English: Lissadell and the "dead cat case": the history of a troubled estate. Built of the local grey limestone in 1833 by Francis Goodwin for the Gore-Booth family, this huge sorrowful-looking mansion (pictured empty in 2001) has been a hostage to its famous past. Standing in a favoured position in an estate of 400 acre (originally 4000 acres), the mansion overlooks Drumcliff Bay to the south. And to the east are the Dartry mountains with the iconic shape of Ben Bulben, made familiar by the poetry of WB Yeats 1865-1939
http://www.lissadellhouse.com/wbyeats.html . For all this had become "Yeats country" and in the process Lissadell (where the poet had stayed in 1893/4) and the Gore-Booths themselves became part of Irish folklore. In particular the two rebellious daughters of the house, Eva and Constance were immortalised by Yates: Eva, the poet and suffragist, and Constance, the artist and republican firebrand. Constance became part of the 1916 Easter Rising and was the first woman to be elected to Dáil Eireann. She was also elected to be an MP in London but did not take her seat
http://www.lissadellhouse.com/countess.html
"The light of evening, Lissadell
Great windows open to the south
Two girls in silk kimonos, both
Beautiful, one a gazelle"
But from the 1950s, things changed: the Gore-Booth finances slumped, but they persisted in remaining at Lissadell in near poverty while the almost empty house fell into disrepair and the once productive estate, reduced to the present 400 acres, devolved into dispute and debt recorded at http://www.lissadellhouse.com/gabrielle.html . There was some desultory interest from the Irish government in buying the run-down estate for the nation, but in 2003 the Walsh family from Co. Kildare, Edward, Constance and their seven children, bought it. Since then they have restored the whole property without public funding, opened it to the public and in 2008 welcomed 44,000 visitors to the house and gardens http://www.lissadellhouse.com/ .

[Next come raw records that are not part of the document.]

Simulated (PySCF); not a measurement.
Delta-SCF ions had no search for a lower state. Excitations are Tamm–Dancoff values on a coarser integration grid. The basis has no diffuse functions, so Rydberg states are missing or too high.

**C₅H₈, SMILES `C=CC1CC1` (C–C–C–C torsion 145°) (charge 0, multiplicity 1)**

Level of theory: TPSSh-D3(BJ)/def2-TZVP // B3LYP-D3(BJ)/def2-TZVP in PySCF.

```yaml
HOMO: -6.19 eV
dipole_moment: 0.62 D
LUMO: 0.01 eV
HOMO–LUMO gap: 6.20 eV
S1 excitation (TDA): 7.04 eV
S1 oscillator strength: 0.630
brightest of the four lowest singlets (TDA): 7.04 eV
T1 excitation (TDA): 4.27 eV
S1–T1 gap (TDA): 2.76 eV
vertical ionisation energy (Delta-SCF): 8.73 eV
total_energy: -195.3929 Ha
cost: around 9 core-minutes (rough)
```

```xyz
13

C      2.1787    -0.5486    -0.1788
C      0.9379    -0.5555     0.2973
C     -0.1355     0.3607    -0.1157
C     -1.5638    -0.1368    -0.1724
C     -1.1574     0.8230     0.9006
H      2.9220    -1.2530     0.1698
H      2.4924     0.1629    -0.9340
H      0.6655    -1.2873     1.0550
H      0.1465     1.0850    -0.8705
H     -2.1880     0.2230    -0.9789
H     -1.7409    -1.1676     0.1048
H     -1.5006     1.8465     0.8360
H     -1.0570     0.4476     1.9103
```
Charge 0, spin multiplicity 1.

Sadly, this is not the happy Irish ending it seems. In December 2008, Sligo County Council, by recourse to old documents (found, it is said, only after the removal from their store by "health and safety" of a long-dead cat) claimed that some of the routes through the Lissadell estate were public rights of way. As this will make the estate insecure and inoperable as a family business open to the public, the Walshes temporarily closed the grounds and to this day (Feb 2010) the lawyers continue to haggle over the case. Meanwhile Sligo and North-West Ireland tourism slumps for the lack of this jewel of a destination.